You have to applaud Karl Lagerfeld's sheer audacity. It's one thing to dress women in 21st-century cycling shorts and geometric prints (as he did in his spring/summer 2006 collection), but to dress women in manly clothes, as he did at his latest Paris collection? Now that's in a whole other league of fashion boundarypushing altogether.

The snow-haired Chanel designer sent models for his autumn/winter 2006-2007 show down the catwalk in his trademark cravats and frilly shirts. Jackets were tight and tailored, skirts short and trousers billowy. But the colour palette was limited to black and white and, though there was lace in abundance, the models looked as though they were wearing Lagerfeld's own iconic wardrobe, only with a couple of dresses thrown in for good measure.

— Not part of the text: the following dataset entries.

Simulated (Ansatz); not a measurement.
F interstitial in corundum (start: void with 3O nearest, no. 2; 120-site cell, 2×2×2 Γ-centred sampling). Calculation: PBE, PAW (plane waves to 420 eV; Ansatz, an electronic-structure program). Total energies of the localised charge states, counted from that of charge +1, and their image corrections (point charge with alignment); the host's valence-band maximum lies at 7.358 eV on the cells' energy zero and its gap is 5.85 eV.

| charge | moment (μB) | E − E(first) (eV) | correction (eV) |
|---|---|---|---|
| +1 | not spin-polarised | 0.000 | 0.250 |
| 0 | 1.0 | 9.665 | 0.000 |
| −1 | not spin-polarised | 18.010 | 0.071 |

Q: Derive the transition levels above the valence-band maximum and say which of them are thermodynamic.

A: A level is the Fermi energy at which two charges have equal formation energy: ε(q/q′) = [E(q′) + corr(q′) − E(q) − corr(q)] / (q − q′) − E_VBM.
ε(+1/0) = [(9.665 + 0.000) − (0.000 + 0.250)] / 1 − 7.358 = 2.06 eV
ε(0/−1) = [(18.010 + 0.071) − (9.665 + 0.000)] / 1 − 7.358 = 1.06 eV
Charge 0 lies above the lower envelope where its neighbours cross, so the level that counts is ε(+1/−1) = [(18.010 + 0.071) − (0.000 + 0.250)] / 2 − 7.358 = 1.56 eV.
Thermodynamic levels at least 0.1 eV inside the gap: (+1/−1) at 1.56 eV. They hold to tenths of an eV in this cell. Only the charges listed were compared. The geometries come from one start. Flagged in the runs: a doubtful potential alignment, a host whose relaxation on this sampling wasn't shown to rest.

And Chanel isn't the only label trying to make ladies look more like well-groomed gentlemen. This season, British designer Alexander McQueen - a regular offender when it comes to dressing ladies in a masculine manner - has created a soft tuxedo shape complete with plunging neckline and cropped riding jacket, while Marc Jacobs, a one-man barometer of all things cool, showed a black tux with satin lapels and high-waisted trousers.

Of course, ladies dressing like men isn't exactly unheard of. The grandaddy of designers, Yves Saint Laurent, unveiled the first women's tuxedo suit, Le Smoking (pictured), in 1966, prompting an androgynous revolution which gripped the imagination of fashion intellectuals for decades. Think Angelica Huston looking fabulous during her Jack Nicholson days.

In the 1980s the masculine look was hijacked by iron-willed career women who thought dressing like men with shoulder pads might help net them manly six-figure salaries. Calvin Klein also had a bash at androgyny in the 1990s, but the look was more about flat chested teenagers with boyish haircuts and minimal make-up.

The current look, though, has nothing to with androgyny proper. Lagerfeld et al aren't trying to cajole women into looking like men, they just want them to dress like them. That means long and flowing hair is most definitely in, as are sultry make-up, just the right amount of cleavage and heels as high as the Empire State Building.

Overall, the look is covertly sexual. Jacobs styled figure-hugging tuxedos with nothing underneath but a fabric belt and a discreet silver necklace, while McQueen opted for barely-there blouses with plunging necklines and just a little frill around the edges.

Fashion is still celebrating everything feminine at the moment and, however odd it seems, the new gender-bending trend is very much part of this look. Designers may be borrowing items from the stereotypical male wardrobe, but they are styling them with a large dollop of girlie prettiness. The message? While out shopping this spring look out for black trousers, black skirts, black dresses and that all-important black tuxedo jacket. White might well be the "in" colour of the season, but all real ladies know that you can only really cut a dash in black. Paired with a frilly feminine top, of course.